" In the Old Days..." : Michael Bloomberg on E-Commerce
Anyone who has read Michael Bloomberg's autobiography, Bloomberg by Bloomberg, will know that Bloomberg, founder and CEO of Bloomberg Financial Markets, has an opinion -- on everything. Irascible, self-promotional, but eminently pragmatic, Bloomberg calls it like he sees it.
It was no surprise, then, that his keynote address at the Third Annual Wharton Entrepreneurship Conference on November 19 began with the following admonishment: "I assume that all of you think entrepreneurship equals something 'dot com.' Well, at my company we hire people faster than we spend money on technology -- and we have something called revenue and profit."
Very Bloomberg. In fact, those who have followed Bloomberg in the press would know that he has a dim view of the future of e-commerce as it currently exists. For some, that might seem strange for an individual who has built a career on technology: The Bloomberg box, a computer terminal dedicated to the transmission of real-time financial data for bankers, government agencies, and news organizations, is used in more than 60 countries, and Bloomberg Financial Markets has become a global distributor of financial information services. But Bloomberg's reservations about the current trends in e-commerce do not involve the technology per se; they have more to do with a certain nostalgia -- a nostalgia for the days when companies were built on capital, marketing was secondary to quality of product, and people really worked.
"I don't want to say that the Internet stock market is over- or underpriced," Bloomberg explains. "It's just a different market." According to Bloomberg, the difference lies in the fact that the earnings potential of high-tech start-up companies is uncertain -- that there are too many unpredictable variables.
"Today, you don't need to talk with financial analysts. You need to know what 'the buzz' is. You need to talk with psychologists and market theorists to understand what may happen with a given company. And you need a diverse portfolio," he says. "It's like the art market -- there's no intrinsic value in the paint or canvas, but a painting can be worth a lot if it's on the right side of the trends."

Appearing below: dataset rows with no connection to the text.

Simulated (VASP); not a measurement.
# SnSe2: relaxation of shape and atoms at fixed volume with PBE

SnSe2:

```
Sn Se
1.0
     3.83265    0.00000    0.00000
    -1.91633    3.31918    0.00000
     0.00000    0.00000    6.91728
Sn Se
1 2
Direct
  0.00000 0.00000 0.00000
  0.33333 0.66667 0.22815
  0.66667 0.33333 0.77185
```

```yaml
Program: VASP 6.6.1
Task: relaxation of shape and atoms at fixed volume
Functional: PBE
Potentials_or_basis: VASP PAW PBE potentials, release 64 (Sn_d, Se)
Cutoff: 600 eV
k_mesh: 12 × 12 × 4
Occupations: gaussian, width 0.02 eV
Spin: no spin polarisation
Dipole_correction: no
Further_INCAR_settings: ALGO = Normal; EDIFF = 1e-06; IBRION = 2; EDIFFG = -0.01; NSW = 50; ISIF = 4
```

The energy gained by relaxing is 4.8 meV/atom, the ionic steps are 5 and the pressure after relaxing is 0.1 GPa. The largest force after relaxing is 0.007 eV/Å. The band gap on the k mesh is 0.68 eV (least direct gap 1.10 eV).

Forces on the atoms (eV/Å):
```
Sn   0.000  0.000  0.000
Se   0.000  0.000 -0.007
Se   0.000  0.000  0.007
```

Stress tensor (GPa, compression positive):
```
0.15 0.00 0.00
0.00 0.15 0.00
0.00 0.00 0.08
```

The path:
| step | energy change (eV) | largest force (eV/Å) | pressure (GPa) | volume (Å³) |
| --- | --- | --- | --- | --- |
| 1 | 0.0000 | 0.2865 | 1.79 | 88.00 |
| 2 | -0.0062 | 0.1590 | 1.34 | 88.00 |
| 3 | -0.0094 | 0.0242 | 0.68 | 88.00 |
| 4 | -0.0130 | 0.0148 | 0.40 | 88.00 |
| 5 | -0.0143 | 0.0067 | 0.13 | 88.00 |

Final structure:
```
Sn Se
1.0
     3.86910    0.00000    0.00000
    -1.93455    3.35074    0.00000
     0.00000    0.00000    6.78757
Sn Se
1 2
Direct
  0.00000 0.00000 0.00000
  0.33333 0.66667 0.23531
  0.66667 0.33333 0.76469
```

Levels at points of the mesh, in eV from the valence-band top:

For Bloomberg, building a business soundly means doing it the old-fashioned way: identifying a need and then asking yourself what resources you have to fill that need. "In the old days, the objective was to make the most money you could at the lowest cost. But today, people believe they can start a business and not need to make money. The object is to get your stock to jump as high as possible. As a result, we're all in over our heads."
This has led, Bloomberg argues, to a world in which marketing -- not product -- is the priority. The Internet has enabled more people to create businesses without a great deal of capital, and it has also allowed that competition to spread beyond geographical boundaries. As a result, there is almost no time to focus on building a quality product.
"When Bloomberg was started," he says, "we had the breathing room to create a good product because we didn't have any competition developing alongside us." Today, he says, so much competition exists that marketing and publicity are the only way consumers can distinguish between products. "Never before have so many companies been trying to build a brand at once, with so many imprints hitting customers' eyes at once," he adds.
But, as Bloomberg points out, maintaining a brand is more expensive than creating one. "Transferring information is not the hard part," he says. "Raising capital, producing a product, and running a company -- that's where the effort is."
These fundamentals, according to Bloomberg, can pay off when web technology is added to them, but he believes that they are commonly subordinated to the superficial aspects of building an e-commerce brand. Ultimately, he believes, such businesses will have weak foundations. "It'll be the revenge of the bricks-and-mortar stores," he says, and then adds, "Hey, guess what? You may actually have to work!"
The 'buzz' surrounding these companies has created another problem in Bloomberg's eyes: It has undermined labor loyalty. "Companies need stable workforces and managers with experience. But everyone wants to be a billionaire," he says, referring to the tendency of employees to jump ship when lucrative stock option packages are offered. "People need to be realistic," he says. "These companies have the public and their employees psyched up, but they can't deliver."
Calling employee stock options "voodoo economics," he warns against taking such packages in lieu of actual compensation. "You can't sell them," he says. "They want to know how they can pay you off the balance sheet. What company really wants to help you more than itself? I don't know of any."
When asked if Bloomberg has lost employees to Internet companies offering stock packages, he admits that he has. "We won't hire them back," he says. By not doing so, how will people learn to avoid such pitfalls, he is asked.
"Oh -- they'll learn. And they'll teach a lesson to everyone who stayed too!" he retorts. Very Bloomberg.